Submitted by Humanities Web Project on September 5, 2012 - 12:00am
Susan Cady and Doug Wood
Susan Cady and Doug Wood are self-avowed Steinway junkies

A print by Raphael is tacked to the bulletin board of the piano technicians' workshop in the basement of the Music Building. It depicts St. Cecilia, the patroness of musicians, casting her eyes to the heavens with an array of musical instruments at her feet in various states of disrepair.

"I like to think of St. Cecilia as the patron saint of broken instruments," says Susan Willanger Cady, one of two technicians who maintain the School's fleet of pianos, and who found the print in a shop in New York on one of her visits to the Steinway piano factory in Queens.

Cady and her colleague, Doug Wood, are themselves considered patron saints of a sort by the many at the School of Music and throughout Seattle who rely on their talent and expertise. Together, they maintain the School's piano inventory, which at present numbers 101 modern pianos--including 47 Steinway grands and six verticals--and about a dozen historical instruments such as harpsichords, clavichords, and forte pianos. The instruments are used by all of the school's divisions, performance-based and academic programs alike.

Though pianos may be taken for granted as just one of the many instruments in play at a music school, Cady and Wood are finely attuned to the value and importance of each instrument and the fleet as a whole. "We have something on the order of $3.5 million in piano inventory with an average age of 50 years," Wood says. "We are looking at that as capital equipment. These instruments have the same kind of lifespan and value to the university as a building. It's very different from computer keyboards that are replaced every few years."

"Our best pianos are world class," he continues. "They are exceptional instruments. Those are used in the performance venues. The faculty studio pianos are very, very good. And we have a few decent pianos for student practice rooms. But behind those it goes downhill very quickly." The average lifespan of a piano is 50 years, and many of the School's pianos are near the end of their life cycle. "The average age of our pianos is 49 years," says Wood, who knows this because he and Cady maintain a meticulous spreadsheet of the School's piano inventory. The oldest modern pianos in the School's fleet were built in the early 1900s. The three oldest pianos are Steinway uprights. The oldest grand was built in 1916.

"Pianos are not like violins," Cady says. "They don't get better with age. People sometimes think because it's old, it's better, and that's not the case. However, they can have new life breathed into them with new parts. We are steadily rebuilding better pianos." Rebuilding duties mainly fall to Wood, who spends most of his hours at the Music Building buried in the workshop, reviving instruments.

"He is a master rebuilder," Cady says. "He's a master at making a piano as good as a new one out of the factory. He understands how to make the key balance and the evenness of the keys perfect. There are probably only a handful of people in the country who can do what he does."

Cady, meanwhile, is the "boots on the ground" half of the team, addressing service needs, tuning, responding to faculty requests, and tending to the historical instruments, which can be temperamental, difficult to keep in tune, and otherwise time-consuming. "We work together well and always have," Wood says. "We have full faith and confidence in each other's work. We feel very fortunate that we can collaborate and have the same ideas of how pianos work."

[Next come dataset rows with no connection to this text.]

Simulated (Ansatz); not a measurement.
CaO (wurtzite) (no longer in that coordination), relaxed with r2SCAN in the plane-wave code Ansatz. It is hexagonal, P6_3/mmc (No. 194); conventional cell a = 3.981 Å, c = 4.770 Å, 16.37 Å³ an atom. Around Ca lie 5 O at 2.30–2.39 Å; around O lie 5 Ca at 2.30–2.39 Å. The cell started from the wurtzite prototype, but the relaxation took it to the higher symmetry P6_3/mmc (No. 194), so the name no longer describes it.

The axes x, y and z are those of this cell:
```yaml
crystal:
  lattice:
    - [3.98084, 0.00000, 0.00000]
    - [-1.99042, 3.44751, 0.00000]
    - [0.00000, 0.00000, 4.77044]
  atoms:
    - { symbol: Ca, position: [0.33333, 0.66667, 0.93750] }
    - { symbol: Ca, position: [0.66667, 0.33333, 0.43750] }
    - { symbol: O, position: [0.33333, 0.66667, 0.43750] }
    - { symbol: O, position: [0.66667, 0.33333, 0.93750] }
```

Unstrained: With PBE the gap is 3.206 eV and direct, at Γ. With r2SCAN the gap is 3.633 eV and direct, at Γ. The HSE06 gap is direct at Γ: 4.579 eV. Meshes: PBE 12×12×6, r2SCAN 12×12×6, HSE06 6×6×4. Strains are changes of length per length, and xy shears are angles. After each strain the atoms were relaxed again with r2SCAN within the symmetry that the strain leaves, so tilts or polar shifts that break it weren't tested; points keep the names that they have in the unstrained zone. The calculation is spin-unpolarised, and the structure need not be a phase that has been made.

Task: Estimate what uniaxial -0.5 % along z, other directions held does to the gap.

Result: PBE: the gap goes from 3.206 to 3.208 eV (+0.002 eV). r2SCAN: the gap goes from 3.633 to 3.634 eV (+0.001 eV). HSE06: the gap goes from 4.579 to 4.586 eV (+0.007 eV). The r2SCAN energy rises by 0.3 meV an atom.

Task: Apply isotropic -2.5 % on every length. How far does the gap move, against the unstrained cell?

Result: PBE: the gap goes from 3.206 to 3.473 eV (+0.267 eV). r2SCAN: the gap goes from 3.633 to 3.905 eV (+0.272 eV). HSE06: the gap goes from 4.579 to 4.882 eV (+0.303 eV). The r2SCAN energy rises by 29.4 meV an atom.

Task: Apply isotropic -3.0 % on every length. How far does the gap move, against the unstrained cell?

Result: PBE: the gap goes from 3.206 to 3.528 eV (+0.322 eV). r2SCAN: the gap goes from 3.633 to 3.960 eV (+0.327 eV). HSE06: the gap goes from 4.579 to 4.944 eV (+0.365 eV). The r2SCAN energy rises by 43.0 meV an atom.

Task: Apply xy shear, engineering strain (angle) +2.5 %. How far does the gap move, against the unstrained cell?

The two met in 1986 when Cady was completing testing to become a registered piano technician. "When I was taking the tests to put the R.P.T. letters behind my name, Doug gave me one of the tests," Cady says. "That set off a whole chain reaction for me. It catapulted me into the world of Steinway. I went back to New York multiple times. We're both so fortunate that we were in the right place at the right time to be trained by the best Steinway technicians in the world."

Cady started work at the School of Music in the early 1990s, assisting Steve Brady, the School's former head piano technician, and was hired permanently in 1995. Wood came aboard eight years later. The current configuration of the workshop is his design. He built and organized the workbench, upgraded the inventory of tools and equipment, and set up the space--the size of a small faculty office--so that two grand pianos can be in repair at once. At the moment, there are two pianos in the shop, both of them recent donations to the School of Music. One of them is a Steinway B, formerly owned by the late pianist and composer Leonard Pennario.

"When I first saw this one, I knew right away it was special," Cady says, explaining that every piano has a distinct aura or presence. Though Pennario's Steinway, given to the School by the composer's brother, Dr. Joe Pennario, is a high-quality instrument in excellent condition, Wood and Cady will give it some special attention to prepare it for use in a school setting.

"When we receive a piano donation, we go through it very carefully to make sure it is set up for the purpose of the School," Wood says. "We go through it with certain things in mind." For one thing, the piano will receive heavy use in a school setting. "A typical piano might receive seven to ten hours per week of home use," Wood says, "but in a school setting, it may be more like 70 to 100 hours of use per week." With heavy use comes the necessity of constant attention to all of the pianos in the school's inventory. With heavy use, for instance, strings tend to break. Wood puts it into perspective: "There are 230 strings on a piano. With one hundred pianos, that's 23,000 strings. We pop a dozen or two per year."

A string can take ten minutes to change, "if you're lucky," Cady says. "Or if you're not lucky, it can take a half hour or longer. It usually means cut fingers for me."

In this and many other ways, the work of a piano technician is physically demanding. Besides the perils of heavy lifting, occupational hazards can include tight shoulder muscles from long hours bent over the piano works, and a range of other injuries. "But we're both happy as clams," Cady says. "Tuning must be some sort of meditation because it tends to clean out the cobwebs in my head. Unless I tune too many; then my IQ drops precipitously from mental fatigue."

"The nature of piano service is that to do well you have to be personally invested," Wood says. And not everyone is cut out for the work, or good at it. "It's a calling."

Cady concurs. "Passion is required if you're going to be good at it. For me, it has always been all consuming. I feel like a part of me is in this place," she says, looking around the workshop. "It'll feel weird when I retire someday and have to turn in my keys. I'll feel like I'm leaving behind a chunk of myself." Indeed, the entire fleet of pianos bears the mark of these two dedicated professionals. He could easily be talking about himself and his colleague when Wood says, "Not everyone can understand the profound nature of the musical experience, but those who do are a blessing to this world."